3. Appellant's contention that the defendants in counterclaim were the undisclosed agents of the purchaser, thereby violating their fiduciary duty to her, is equally untenable. Appellant's allegations in that regard were pierced by the deposition testimony of the two real estate agents that they acted solely as appellant's agents throughout the transactions here involved. In answer to that sworn testimony, appellant shows only that one agent knew the purchaser of appellant's house socially and as the employer of her sons; that that agent, who had sold the house next to appellant's to the same buyer, was told by the buyer that he wished to acquire more property on appellant's street; that that agent told the other agent that she had a buyer interested in property on that street; that other houses on that street which were listed by one of the agents at a higher price than that at which appellant's house was listed had been rejected by the purchaser of appellant's house because the prices were too high; and that the same agents had subsequently participated in other sales on that street to the same buyer, some at higher prices than that received by appellee. We do not find those facts inconsistent with the insistence by the real estate agents that they acted as appellant's agents. There is no direct evidence that the defendants in counterclaim were agents of the buyer, and in the face of their sworn averments that they acted only as appellant's agents, the inferences appellant attempts to draw from the evidence are not sufficient to create a question of fact on the issue of dual agency. See Shivers v. Barton & Ludwig, 164 Ga. App. 490, 491 (296 SE2d 749) (1982).

4. Finally, appellant argues that questions of fact regarding alleged breaches of fiduciary duty by appellees preclude the entry of summary judgment. We disagree.

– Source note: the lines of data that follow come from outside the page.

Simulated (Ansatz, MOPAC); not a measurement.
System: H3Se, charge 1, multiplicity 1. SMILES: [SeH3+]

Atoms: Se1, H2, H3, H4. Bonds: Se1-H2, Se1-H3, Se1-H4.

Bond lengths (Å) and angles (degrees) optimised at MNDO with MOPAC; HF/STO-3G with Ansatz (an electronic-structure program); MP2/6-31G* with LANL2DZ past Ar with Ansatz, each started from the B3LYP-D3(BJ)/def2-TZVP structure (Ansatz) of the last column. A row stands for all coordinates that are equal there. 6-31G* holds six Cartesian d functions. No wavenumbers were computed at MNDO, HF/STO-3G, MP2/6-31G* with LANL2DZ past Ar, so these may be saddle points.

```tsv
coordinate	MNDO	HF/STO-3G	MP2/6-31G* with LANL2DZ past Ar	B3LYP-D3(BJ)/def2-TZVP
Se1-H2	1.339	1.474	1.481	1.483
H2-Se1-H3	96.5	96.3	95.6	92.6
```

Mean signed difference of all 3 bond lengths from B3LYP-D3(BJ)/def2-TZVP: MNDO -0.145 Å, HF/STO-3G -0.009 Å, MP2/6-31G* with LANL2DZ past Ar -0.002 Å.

Other than the contentions regarding dual agency, the breach of fiduciary duty claim is based on allegations that appellees priced appellant's *593 house too low, being more concerned with selling it quickly than with getting appellant the best price. Unfortunately for appellant, she has no more than allegations to bolster her position. The agent who set the price, with appellant's agreement, testified that he did so in the belief that it was the correct price for that property. He and appellant have both testified that he had suggested a lower price, but rewrote the listing contract when appellant insisted that she wanted more money. Appellant has not been able to counter the agent's testimony with any facts showing the house was underpriced. Compare Howell v. Greene Real Estate Co., 162 Ga. App. 766 (292 SE2d 520) (1982).

In summary, it appears that appellant has been unable to respond with substantive evidence to counter the showing made by appellees on all the issues on which summary judgment was granted. We find no error in the grant of summary judgment for any of the reasons raised in this appeal.

Judgment affirmed. Banke, P. J., and Pope, J., concur.